December 27, 2009

THEY BARELY HAVE A SPHERE IN RUSSIA:

Russia's 'sphere' in Europe (Ronald D. Asmus, December 26, 2009, Washington Post)

Almost unnoticed in the U.S. media, Moscow last month proposed a new draft treaty on European security -- thus making good on President Dmitry Medvedev's call after the Russo-Georgian war of August 2008 for changes to the current system. In parallel, Foreign Minister Sergei Lavrov brought forward a second and more worrying document in the NATO-Russia Council. This is the latest in a series of Russian moves to alter how European security is run, to constrain NATO and, above all, to stop any further enlargement of the Western alliance.
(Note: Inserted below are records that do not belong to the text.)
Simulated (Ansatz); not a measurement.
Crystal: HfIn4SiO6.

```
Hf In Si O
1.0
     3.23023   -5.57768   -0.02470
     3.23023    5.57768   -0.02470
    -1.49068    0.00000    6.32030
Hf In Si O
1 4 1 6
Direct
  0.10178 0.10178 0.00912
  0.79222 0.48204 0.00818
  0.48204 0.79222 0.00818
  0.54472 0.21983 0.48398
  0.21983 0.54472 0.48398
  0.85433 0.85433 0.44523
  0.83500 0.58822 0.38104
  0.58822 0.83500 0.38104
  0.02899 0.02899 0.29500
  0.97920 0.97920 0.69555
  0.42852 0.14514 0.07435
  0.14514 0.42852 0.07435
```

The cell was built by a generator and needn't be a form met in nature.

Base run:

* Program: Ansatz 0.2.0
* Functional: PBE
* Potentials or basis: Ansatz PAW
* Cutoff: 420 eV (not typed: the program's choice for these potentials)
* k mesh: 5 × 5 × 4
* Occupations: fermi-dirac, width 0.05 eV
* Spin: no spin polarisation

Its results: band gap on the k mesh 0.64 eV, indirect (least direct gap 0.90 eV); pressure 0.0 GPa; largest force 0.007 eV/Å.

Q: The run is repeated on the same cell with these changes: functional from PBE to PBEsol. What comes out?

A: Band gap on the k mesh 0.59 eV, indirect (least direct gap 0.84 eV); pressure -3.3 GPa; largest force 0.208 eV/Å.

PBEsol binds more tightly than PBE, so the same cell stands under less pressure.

Both documents suggest that we are on different planets when it comes to thinking about Europe's future. Rather than moving into the 21st century, a revisionist Russia seems determined to revert to a 19th-century policy of "spheres of influence." With the Obama administration understandably focused on the war in Afghanistan and the looming challenge of Iran, Moscow may hope that a West in need of Russian cooperation on these issues could be willing to acquiesce to Russian claims of such influence on its borders, allowing it to stop further encroachment of Western institutions.


It's unnoticed because they just don't matter to the future, having none themselves.


MORE:
Drunken Nation: Russia’s Depopulation Bomb (Nicholas Eberstadt, Spring 2009, World Affairs Journal)

A comparison dramatizes what is happening in Russia. Between 1976 and 1991, the last sixteen years of Soviet power, the country recorded 36 million births. In the sixteen post-Communist years of 1992–2007, there were just 22.3 million, a drop in childbearing of nearly 40 percent from one era to the next. On the other side of the life cycle, a total of 24.6 million deaths were recorded between 1976 and 1991, while in the first sixteen years of the post-Communist period the Russian Federation tallied 34.7 million deaths, a rise of just over 40 percent. The symmetry is striking: in the last sixteen years of the Communist era, births exceeded deaths in Russia by 11.4 million; in the first sixteen years of the post-Soviet era, deaths exceeded births by 12.4 million.

The Russian Federation is by no means the only country to have registered population decline during the past two decades. In fact, 11 of the 19 countries making up Western Europe reported some annual population declines during the Cold War era. On the whole, however, these population dips tended to be brief and slight in magnitude. (Italy’s “depopulation,” for example, was limited to just one year—1986—and entailed a decline of fewer than 4,000 persons.) Moreover, the population declines in these cases were primarily a consequence of migration trends: either emigration abroad in search of opportunity (Ireland, Portugal), or release of foreign “guest workers” during recessions or cyclical downturns in the domestic economy (most of the rest). Only in a few Western European countries (Austria, Denmark, Germany, the United Kingdom) did negative natural increase ever feature as a contributing factor in a year-on-year population decline. In all but Germany, such bouts of negative natural increase proved to be temporary and relatively muffled.

So where, given these daunting facts, is the Russian Federation headed demographically in the years and decades ahead? Two of the world’s leading demographic institutions—the United Nations Population Division (UNPD) and the U.S. Bureau of the Census—have tried to answer this question by a series of projections based upon what their analysts believe to be plausible assumptions about Russia’s future fertility, mortality, and migration patterns.

Both organizations’ projections trace a continuing downward course for the Russian Federation’s population over the generation ahead. As of mid-year 2005, Russia’s estimated population was around 143 million. UNPD projections for the year 2025 range from a high of about 136 million to a low of about 121 million; for the year 2030, they range from 133 million to 115 million. The Census Bureau’s projections for the Russian Federation’s population in 2025 and 2030 are 128 million and 124 million, respectively.

If these projections turn out to be relatively accurate—admittedly, a big “if” for any long-range demographic projection—the Russian Federation will have experienced over thirty years of continuous demographic decline by 2025, and the better part of four decades of depopulation by 2030. Russia’s population would then have dropped by about 20 million between 1990 and 2025, and Russia would have fallen from the world’s sixth to the twelfth most populous country. In relative terms, that would amount to almost as dramatic a demographic drop as the one Russia suffered during World War II. In absolute terms, it would actually be somewhat greater in magnitude.